There was a wonderful tradition in boxing when I was a younger man, one that helped connect whatever the current display of fisticuffs was to a grand tapestry of violence weaved together over the decades. Before a major bout, champions of yesteryear would be introduced in the ring to the roar of the crowd, a chance for the fighter to relive old glory and the aging fans in the audience to school newcomers on men like Joe Louis or Ray Robinson, fighters who helped build the foundations that have allowed the modern industry reach such frightening financial heights.
There’s something about that kind of history; those threads connecting Louis to Rocky Marciano to Muhammad Ali to Mike Tyson, that makes what could be a sordid bloodsport feel like something bigger than two men bludgeoning each other until one falls down.

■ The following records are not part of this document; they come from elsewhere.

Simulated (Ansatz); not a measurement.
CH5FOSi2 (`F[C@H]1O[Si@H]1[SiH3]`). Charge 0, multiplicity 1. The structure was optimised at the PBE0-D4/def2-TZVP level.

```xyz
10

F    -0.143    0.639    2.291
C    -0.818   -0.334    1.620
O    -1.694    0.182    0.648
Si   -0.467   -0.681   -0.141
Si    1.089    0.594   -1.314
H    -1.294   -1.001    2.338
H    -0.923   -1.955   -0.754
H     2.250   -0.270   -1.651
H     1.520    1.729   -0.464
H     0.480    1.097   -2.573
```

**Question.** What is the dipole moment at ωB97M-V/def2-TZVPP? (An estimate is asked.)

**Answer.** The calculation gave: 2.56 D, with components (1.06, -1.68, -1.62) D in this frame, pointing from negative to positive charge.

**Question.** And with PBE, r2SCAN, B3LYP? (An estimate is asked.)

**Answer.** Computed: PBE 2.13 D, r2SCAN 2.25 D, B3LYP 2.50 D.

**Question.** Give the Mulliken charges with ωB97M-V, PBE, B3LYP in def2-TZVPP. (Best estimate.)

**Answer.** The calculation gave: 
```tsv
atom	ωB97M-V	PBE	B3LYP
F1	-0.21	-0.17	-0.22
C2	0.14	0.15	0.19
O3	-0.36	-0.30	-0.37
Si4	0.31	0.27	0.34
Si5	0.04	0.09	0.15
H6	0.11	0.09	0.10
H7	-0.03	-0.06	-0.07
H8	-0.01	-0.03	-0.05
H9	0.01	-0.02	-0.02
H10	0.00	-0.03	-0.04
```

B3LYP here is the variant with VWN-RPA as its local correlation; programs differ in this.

Pro wrestling has a similar reverence for its past. Sure, it’s carefully and deceptively manipulated by the ruling McMahon family to position them in the best light, but the sport cares very deeply about its mythology. If you click on the WWE tab over on Peacock you’ll find documentaries going back decades and playlists of classic matches it would take months to watch through. Names like Randy Savage and Steve Austin mean every bit as much today as they did 30 years ago. Fans have been taught that these legends matter—and so they do.
Mixed martial arts, a sport breathed into existence in 1993 by a motley collection of Brazilian grapplers, karate masters, Japanese pro wrestlers, slick salesmen, and minor television executives, doesn’t have that kind of deep history to fall back on. Unfortunately, and by design, it doesn’t really have a formal history at all.
Every few months a new fighter is proclaimed “the greatest ever” by UFC promoter Dana White, this is parroted by the television announcers who work directly for him (rather than a broadcast partner) and the collection of media sycophants who make up MMA’s traveling circus of content creators (journalist is too strong a word). This extends up and down the weight classes and no one is immune.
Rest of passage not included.